From 2001 to 2003, the Women’s United Soccer Association (WUSA) fielded an eight-team league that averaged about 4,500 fans per game, according to published reports. The league was created with an initial investment of $40 million but ended up losing close to $100 million, in part because it tried to do everything itself and could not support the weight of its own operations. WUSA players’ salaries averaged between $25,000 and $85,000.

“The new business model significantly reduces overhead while taking advantage of efficiencies and synergies with existing MLS club owners and other professional sports teams,” said WSII’s founder and CEO Tonya Antonucci, who spent seven years with Yahoo, Inc., where she was director of Yahoo! Sports and later became General Manager of Yahoo’s partnership with international soccer governing body FIFA, for which she helped coordinate the global websites for the FIFA Men’s and Women’s World Cups. She is also a former college soccer player at Stanford University, where she was also an assistant coach.

This time around, the league is hoping to keep individual team operating costs to between $1.5 million and $2.5 million, according to Antonucci. With its ties to Major League Soccer teams, the new league hopes to use the MLS’s marketing department to help spread the word.
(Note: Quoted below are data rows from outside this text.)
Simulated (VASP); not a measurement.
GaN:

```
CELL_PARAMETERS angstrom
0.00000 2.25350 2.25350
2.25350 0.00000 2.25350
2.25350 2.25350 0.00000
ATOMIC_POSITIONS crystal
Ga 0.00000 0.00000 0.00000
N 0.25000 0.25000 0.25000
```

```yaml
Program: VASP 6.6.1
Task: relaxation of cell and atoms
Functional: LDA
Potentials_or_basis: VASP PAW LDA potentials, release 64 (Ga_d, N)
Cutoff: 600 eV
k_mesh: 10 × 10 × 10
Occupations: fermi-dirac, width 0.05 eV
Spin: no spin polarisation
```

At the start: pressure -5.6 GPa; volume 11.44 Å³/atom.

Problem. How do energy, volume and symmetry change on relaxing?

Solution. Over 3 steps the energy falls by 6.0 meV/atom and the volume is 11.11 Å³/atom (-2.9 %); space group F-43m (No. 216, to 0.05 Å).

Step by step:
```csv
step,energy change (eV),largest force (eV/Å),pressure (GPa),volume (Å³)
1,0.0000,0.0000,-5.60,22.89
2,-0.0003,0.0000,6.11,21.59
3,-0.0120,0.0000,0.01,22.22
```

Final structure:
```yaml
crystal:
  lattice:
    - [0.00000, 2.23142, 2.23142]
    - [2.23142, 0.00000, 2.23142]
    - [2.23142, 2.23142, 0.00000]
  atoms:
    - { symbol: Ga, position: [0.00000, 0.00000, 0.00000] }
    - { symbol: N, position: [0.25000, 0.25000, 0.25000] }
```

“This is an important benchmark in the process to bring high-level professional women’s soccer back to North America,” Antonucci said. “We have taken both the lessons and the successes of the WUSA and applied them to create a business model that makes good economic sense.”

The eight original WUSA teams were located in Philadelphia, PA; Boston, MA; New York, NY; Washington, D.C.; Cary, NC; Atlanta, GA; San Jose and San Diego, CA where not all the teams played in soccer-specific stadiums. The new league, which hopes to add two more teams in 2009, will have all of its games played in soccer-only facilities.